The Slatest

Third Passenger Airplane to Crash Since Last Week Goes Down in Western Africa

Ouagadougou Airport in Burkina Faso, where the Air Algérie flight departed from.

Photo by Ahmed Ouoba/AFP/Getty Images

An Air Algérie flight en route from Burkina Faso to Algiers with a reported 116 people aboard has crashed near the border of Niger and Mali, Reuters reports. It’s the third large-scale passenger air disaster in just over a week, following the downing of MH17 in the Ukraine last Thursday and Wednesday’s crash in Taiwan, in which at least 48 individuals died. From Reuters:

There were few clear indications of what might of happened to the aircraft, or whether there were casualties, but Burkino Faso Transport Minister Jean Bertin Ouedrago said it asked to change route at 0138 GMT (9.38 p.m. EDT) because of a storm in the area.

“I can confirm that it has crashed,” the Algerian official told Reuters, declining to be identified or give any details about what had happened to the aircraft on its way north.

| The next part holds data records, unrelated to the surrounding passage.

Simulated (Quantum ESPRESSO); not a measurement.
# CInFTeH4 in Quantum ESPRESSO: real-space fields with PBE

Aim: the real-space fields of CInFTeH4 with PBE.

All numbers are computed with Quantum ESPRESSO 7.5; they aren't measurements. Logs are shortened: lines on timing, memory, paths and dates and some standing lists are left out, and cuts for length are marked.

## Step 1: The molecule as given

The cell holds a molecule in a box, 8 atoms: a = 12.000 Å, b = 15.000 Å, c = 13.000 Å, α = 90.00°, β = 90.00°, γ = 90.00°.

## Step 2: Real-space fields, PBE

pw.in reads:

Weather also appears to have been a factor in the Taiwan crash, which occurred in what CNN describes as “heavy rain.”

In yet another air tragedy, the body of 17-year-old Indiana pilot named Haris Suleman, who was attempting to fly around the world with his father, was found Wednesday in the Pacific Ocean after a crash between American Samoa and Honolulu. Suleman’s father Babar has not been found.